By Dawn’s Early Light (1990) - Director: Jack Sholder - 7/10 - Most of the film is incredibly well-paced and executed for a TV movie, but it seems as though screenwriters ran out of ideas towards the end which is a bit of shame. The film captures the volatile atmosphere of doomsday as well as the impeding nuclear Armageddon incredibly well. The whole affair feels fairly realistic and relatively engaging most of the time, however, it all gradually deteriorates into the out-of-focus hokum which attempts to portray POTUS’s actions, the trial of pilots flying a bomber with nuclear missiles on board and a myriad of other stuff simultaneously. Not only is this endeavor to encompass a number of subplots too ambitious for a project like that (or cliched, depending on the way you look at it), but also the plot devolves into this pointless exercise in multilayered narrative that is more successfully explored in bigger blockbuster productions. It is truly a pity. Had it been purely about the moral dilemmas and the despair of pilots ordered to pulverize Russia with nukes, the film would’ve worked much better. It’s still a pretty nifty HBO thriller, but it could’ve been something truly special.
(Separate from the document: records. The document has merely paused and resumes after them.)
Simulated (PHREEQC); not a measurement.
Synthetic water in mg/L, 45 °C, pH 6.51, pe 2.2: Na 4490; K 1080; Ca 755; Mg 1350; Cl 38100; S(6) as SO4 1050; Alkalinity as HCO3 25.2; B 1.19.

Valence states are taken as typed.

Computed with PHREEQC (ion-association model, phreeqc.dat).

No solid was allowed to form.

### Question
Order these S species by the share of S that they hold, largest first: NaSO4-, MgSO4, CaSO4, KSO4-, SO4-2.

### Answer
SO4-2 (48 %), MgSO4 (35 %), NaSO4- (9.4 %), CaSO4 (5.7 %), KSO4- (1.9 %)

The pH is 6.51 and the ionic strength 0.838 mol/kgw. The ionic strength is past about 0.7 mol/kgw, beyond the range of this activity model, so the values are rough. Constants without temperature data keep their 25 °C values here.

Fear (1990) - Director: Rockne S. O’Bannon - 3/10 - I’m not sure what to say about this one. It’s a film about a psychic who is capable of telepathically connecting with concurrently occurring murders as well as recreating past phenomena in her mind. She uses her powers to help police with multiple investigations until one day she connects with a killer who is a psychic himself and yearns to share his exaltation at the act of murder, gloating over his victims’ fear. The premise is quite splendid and some ideas are pretty intriguing, notwithstanding, the rendition proves to be utterly atrocious. Many scenes suffer from abominable acting and the direction fails on so many levels that it effectively prostrates the whole effort. The discomfort one may feel while watching this crap is comparable to one’s indigestion or nausea rather than a palpable sense of dread.

Heat (1995) - Director: Michael Mann - 9/10 -> 10/10 - A re-watch.

The Terminator (1984) - Director: James Cameron - 9/10 -> 10/10 - A re-watch.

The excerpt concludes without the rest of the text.